Duncan died one month ago. My mood was pretty pleasant until Jackson went down for a ridiculously long nap (I'll take it!) and I spent time with my journals. It was about that time that my mood started reflecting the weather: droopy, gloomy, and sad.
But that's how I operate. I get all emotional, sobbing while writing my thoughts through the blur of tears. And it feels SO GOOD just to be in cry mode. And then, after I get it out for awhile... I'm good again. And really, I was pretty good even while crying. It's all good for the ole system, as far as I'm concerned.
Jackson and I visited with Duncan in the rain. It was Jackson's first trip out while it poured, so I did my best to shield him from the downpour by a pathetically beat up umbrella while his infant carrier sunk in the soaked, muddy ground. We were quite a ragamuffin pair.

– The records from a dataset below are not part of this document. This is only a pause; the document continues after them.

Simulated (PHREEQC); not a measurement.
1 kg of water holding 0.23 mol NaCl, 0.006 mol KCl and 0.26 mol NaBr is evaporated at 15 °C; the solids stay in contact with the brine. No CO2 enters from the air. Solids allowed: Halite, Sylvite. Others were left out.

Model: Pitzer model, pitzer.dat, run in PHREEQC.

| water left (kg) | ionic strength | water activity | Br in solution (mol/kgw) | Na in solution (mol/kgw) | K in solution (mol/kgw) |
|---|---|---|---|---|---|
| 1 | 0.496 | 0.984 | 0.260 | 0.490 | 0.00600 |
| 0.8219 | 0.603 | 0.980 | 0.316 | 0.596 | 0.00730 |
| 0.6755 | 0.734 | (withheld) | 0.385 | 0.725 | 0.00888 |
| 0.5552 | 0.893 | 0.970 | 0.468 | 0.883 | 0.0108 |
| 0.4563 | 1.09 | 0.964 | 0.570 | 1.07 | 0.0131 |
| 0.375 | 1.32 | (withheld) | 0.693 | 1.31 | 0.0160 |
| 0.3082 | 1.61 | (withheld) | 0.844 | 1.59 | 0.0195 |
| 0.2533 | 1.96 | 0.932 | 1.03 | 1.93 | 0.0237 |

I am still trying to figure out the whole "stay at home" thing. Seems like the authentic flavor of that life has yet to be tasted... between the holidays and visitors and relatives and special trips (going to Florida next week...yeeehaaa!). But on the few days that I have had with NO commitments, I somehow manage to do nothing inspirational as I dreamed of doing. My religious views are no more clear. My time with God is no more extensive. My political views no more firm. My reading is not lengthened. My philosophies haven't been explored. My future plans haven't been determined. Heck, I'm just now satisfying the goals of: know what the date is, read the highlights of the newspaper, figure out the day's weather, and get some exercise. But I guess some sort of rhythm takes time.
However, I would like to claim some sort of productivity today...I made a facebook account. I did it before I even knew I did it. Suddenly I somehow invited my entire email address book to become "friends" with me. And the rest is history. I still know very little about what I have got myseld into, but I'm exploring. It seems a little dangerous, given my already unstructured abundance of time...and how quickly it can become absorbed.
Enjoy the sweet pic of my boys. Last night I didn't stand a chance at staking the TV shows of my choice. Jackson and Scott monopolize when both "Godfather" AND "Rocky II" are on on the same night. Ha. Men.
1 comment:
I joined facebook today too, my sis is nuts about it!
I though about Duncan today... he knows that you were there. I think it is a beautiful thing that you will always let Jackson know his brother and all of the wonderful things he is.
And as for staying home... the right thing will come to you. You are a good and true person and will do great things, just sit back and let them come to you.